I don't know that the equation that I am going to explain below is correct or not, and this is why I am asking this question.
So, I have found out that area under the curve could be found out by using this equation: $$ \displaystyle\text{Area = }\sum_{a=0}^{n} \frac{a^3-2a^2}{n} $$
where $n$ is the number of smallest possible rectangular strips after the division of the area under the curve.
Here's I got that formula:
Suppose a graph for $y=x^2$ .
We know that the over-estimate area of the strip is
$$ \displaystyle\text{Over-Est. Area = }\frac{a}{n}\cdot\Delta a^2\text{=}\frac{a\cdot\Delta a^2}{n} $$
And under-estimate area is
$$ \displaystyle\text{Under-Est. Area = }\frac{a}{n}\cdot a^2\text{=}\frac{a^3}{n} $$
So we can say that: $$ \displaystyle\sum_{a=0}^{n}\frac{a\cdot\Delta a^2}{n} < \text{Area of Curve} < \sum_{a=0}^{n}\frac{a^3}{n} $$
And so: $$ \displaystyle\text{Area = }\sum_{a=0}^{n}\frac{a^3}{n} - \sum_{a=0}^{n}\frac{a\cdot\Delta a^2}{n} $$ $$ = \sum_{a=0}^{n} (\frac{a^3}{n} - \frac{a\cdot\Delta a^2}{n}) = \sum_{a=0}^{n} (\frac{a^3}{n} - \frac{a\cdot 2a}{n}) $$ $$ = \sum_{a=0}^{n} (\frac{a^3}{n} - \frac{2a^2}{n}) = \sum_{a=0}^{n} \frac{a^3-2a^2}{n} $$
So is it the right thing that I have derived? If not, then please point out where I have done wrong. Thanks. :)

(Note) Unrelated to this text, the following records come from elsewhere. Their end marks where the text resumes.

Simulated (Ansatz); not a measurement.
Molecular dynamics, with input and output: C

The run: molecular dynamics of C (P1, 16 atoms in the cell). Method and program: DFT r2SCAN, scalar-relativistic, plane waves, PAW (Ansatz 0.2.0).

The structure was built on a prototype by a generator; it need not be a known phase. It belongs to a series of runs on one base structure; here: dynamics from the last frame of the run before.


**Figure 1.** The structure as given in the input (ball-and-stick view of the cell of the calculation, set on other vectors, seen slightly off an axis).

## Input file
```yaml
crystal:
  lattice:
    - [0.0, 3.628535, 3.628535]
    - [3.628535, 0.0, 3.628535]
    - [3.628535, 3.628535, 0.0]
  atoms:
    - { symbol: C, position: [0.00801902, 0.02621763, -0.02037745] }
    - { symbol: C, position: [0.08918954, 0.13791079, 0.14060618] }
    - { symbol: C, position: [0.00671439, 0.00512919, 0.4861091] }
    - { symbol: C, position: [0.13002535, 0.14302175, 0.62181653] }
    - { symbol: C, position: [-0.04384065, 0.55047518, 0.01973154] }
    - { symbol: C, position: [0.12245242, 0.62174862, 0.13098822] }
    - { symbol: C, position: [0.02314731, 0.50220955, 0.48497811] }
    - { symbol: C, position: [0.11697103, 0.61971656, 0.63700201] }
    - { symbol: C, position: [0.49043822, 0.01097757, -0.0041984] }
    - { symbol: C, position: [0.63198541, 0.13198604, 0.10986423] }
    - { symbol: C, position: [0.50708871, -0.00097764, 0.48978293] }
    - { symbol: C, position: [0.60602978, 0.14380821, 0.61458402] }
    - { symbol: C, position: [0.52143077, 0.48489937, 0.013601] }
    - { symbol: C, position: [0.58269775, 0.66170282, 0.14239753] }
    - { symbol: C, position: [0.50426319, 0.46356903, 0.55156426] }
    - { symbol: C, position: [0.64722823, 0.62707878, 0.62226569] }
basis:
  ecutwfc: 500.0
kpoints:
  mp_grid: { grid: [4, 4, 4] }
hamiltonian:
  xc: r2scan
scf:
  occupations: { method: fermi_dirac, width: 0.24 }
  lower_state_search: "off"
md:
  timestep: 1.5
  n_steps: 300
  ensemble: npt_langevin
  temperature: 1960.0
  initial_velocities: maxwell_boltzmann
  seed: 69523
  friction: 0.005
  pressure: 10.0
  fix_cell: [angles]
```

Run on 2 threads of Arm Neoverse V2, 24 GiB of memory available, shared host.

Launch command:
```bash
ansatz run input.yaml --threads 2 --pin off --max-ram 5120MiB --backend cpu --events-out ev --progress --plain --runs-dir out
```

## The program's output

This is not correct. First of all, subtracting the underestimate from the overestimate does not produce the area under the curve. It instead produces an error estimate for the two estimates of the area. Second, even if you take the arithmetic mean of the two, like I am guessing you intended, it only produces yet another estimate called the trapezoidal rule. However, if you take the limit of any of these approximations as $n$ goes to $\infty$, it produces a riemann sum, which is, in fact, the exact area under the curve. (Incidentally, riemann sums actually are used to define definite integrals.)